Big Tech just handed Wall Street the AI receipt pile—and, mostly, investors didn’t run screaming. In an unusually packed earnings night, Amazon, Alphabet and Microsoft all posted double-digit cloud growth, suggesting the AI boom is still translating into actual revenue.
The tension: everyone loves AI growth until the bill arrives. The four reporting giants have planned a combined $650 billion in 2026 AI infrastructure spending, and investors are watching capex like it’s a group project where one person bought a supercomputer.
- Alphabet reported $109.9 billion in revenue, above the $107.2 billion expected, and Google Cloud grew 63% year over year.
- Microsoft posted $4.27 earnings per share, topping the $4.06 analysts expected.
- Meta beat revenue expectations at $56.31 billion, but its stock fell more than 5% after hours as it raised projected capex to $125 billion–$145 billion.
- Qualcomm shares jumped more than 13% after beating Q2 estimates, even as its Q3 revenue outlook missed Wall Street’s target.

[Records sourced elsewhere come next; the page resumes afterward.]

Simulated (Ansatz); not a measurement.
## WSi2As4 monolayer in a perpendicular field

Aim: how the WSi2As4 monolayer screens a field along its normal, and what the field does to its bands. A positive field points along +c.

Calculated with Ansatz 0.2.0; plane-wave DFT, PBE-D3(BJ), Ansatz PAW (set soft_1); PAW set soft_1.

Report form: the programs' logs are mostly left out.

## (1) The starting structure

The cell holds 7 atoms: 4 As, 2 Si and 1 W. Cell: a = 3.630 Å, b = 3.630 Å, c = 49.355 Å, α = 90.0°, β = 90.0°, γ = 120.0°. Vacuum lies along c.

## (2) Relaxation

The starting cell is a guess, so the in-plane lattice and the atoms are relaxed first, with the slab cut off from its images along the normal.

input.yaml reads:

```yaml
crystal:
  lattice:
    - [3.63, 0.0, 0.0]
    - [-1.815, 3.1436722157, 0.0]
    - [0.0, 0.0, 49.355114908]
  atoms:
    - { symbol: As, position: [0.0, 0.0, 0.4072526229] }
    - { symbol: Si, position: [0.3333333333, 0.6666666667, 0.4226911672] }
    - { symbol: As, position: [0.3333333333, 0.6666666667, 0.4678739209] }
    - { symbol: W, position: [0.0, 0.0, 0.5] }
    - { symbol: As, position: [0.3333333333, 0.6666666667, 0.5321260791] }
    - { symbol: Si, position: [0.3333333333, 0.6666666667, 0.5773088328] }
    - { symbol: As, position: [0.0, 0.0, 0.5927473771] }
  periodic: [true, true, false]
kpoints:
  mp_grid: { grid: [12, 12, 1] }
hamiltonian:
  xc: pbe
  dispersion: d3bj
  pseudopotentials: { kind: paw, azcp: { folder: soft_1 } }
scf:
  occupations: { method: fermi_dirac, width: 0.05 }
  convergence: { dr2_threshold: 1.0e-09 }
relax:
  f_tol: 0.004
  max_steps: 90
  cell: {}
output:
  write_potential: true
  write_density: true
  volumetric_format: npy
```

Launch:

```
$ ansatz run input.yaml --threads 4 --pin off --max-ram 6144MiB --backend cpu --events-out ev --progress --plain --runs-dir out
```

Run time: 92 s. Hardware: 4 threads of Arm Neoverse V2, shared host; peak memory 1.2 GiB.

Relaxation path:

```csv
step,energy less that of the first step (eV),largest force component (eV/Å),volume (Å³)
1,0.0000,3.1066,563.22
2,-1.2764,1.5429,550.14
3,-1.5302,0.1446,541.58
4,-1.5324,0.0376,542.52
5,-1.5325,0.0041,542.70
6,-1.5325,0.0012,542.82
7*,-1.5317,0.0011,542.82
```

Big picture: AI spending is now the market’s main character. The Magnificent Seven make up over 30% of the S&P 500 market cap, so cloud wins can calm bubble fears—but rising budgets and layoffs keep the “what’s the payoff?” debate very alive.
Looking ahead… Qualcomm’s next big AI clue may come in June, when CEO Cristiano Amon gives the Computex keynote in Taiwan and is expected to detail its data center strategy.